The same tools that let us easily manipulate complex data structures in Scala are readily available for XML processing. As a readable alternative to XSLT, Scala’s XML library makes reading and parsing XML a breeze. It also gives us equally powerful tools for writing XML, which we’ll explore in the next section.

Writing XML

While some languages construct XML through complex object serialization mechanisms, Scala’s support for XML literals makes writing XML far simpler. Essentially, when you want XML, just write XML. To interpolate variables and expressions, escape out to Scala with curly braces, as we did in the pattern matching examples above.

scala> var name = "Bob"
name: java.lang.String = Bob

scala> val bobXML =
     | <person>
     |   <name>{name}</name>
     | </person>
bobXML: scala.xml.Elem =
<person>
  <name>Bob</name>
</person>

As we can see, the name variable was substituted when we constructed the XML document assigned to bobXML. That evaluation only occurs once; were name subsequently redefined, the <name> element of bobXML would still contain the string "Bob".

A Real-World Example

For a more complete example, let’s say we’re designing that favorite latter-day “hello world”, a blogging system. We’ll start with a class to represent an Atom-friendly blog post.
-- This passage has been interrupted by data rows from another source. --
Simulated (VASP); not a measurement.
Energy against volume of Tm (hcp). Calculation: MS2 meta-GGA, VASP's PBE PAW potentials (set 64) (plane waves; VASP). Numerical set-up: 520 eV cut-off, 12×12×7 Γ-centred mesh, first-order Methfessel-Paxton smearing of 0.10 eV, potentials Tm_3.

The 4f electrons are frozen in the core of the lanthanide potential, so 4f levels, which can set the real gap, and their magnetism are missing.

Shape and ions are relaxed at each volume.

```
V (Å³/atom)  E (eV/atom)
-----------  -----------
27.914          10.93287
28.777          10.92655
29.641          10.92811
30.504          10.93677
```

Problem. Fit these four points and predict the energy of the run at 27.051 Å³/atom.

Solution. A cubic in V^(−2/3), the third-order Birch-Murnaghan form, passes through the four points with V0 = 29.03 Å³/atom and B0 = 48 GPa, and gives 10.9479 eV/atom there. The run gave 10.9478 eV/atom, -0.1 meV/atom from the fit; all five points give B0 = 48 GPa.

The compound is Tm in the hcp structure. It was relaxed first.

// code-examples/XML/writing/post.scala

import java.text.SimpleDateFormat
import java.util.Date

class Post(val title: String, val body: String, val updated: Date) {
  lazy val dashedDate = {
    val dashed = new SimpleDateFormat("yy-MM-dd")
    dashed.format(updated)
  }

  lazy val atomDate = {
    val rfc3339 = new SimpleDateFormat("yyyy-MM-dd'T'h:m:ss'-05:00'")
    rfc3339.format(updated)
  }

  lazy val slug = title.toLowerCase.replaceAll("\\W", "-")
  lazy val atomId  = "tag:example.com," + dashedDate + ":/" + slug
}

Beyond the obvious title and body attributes, we’ve defined several lazily-loaded values in our Post class. These attributes will come in handy when we transmute our posts into an Atom feed, the standard way to syndicate blogs between computers on the Web. Atom documents are a flavor of XML, and a perfect application for demonstrating the process of outputting XML with Scala.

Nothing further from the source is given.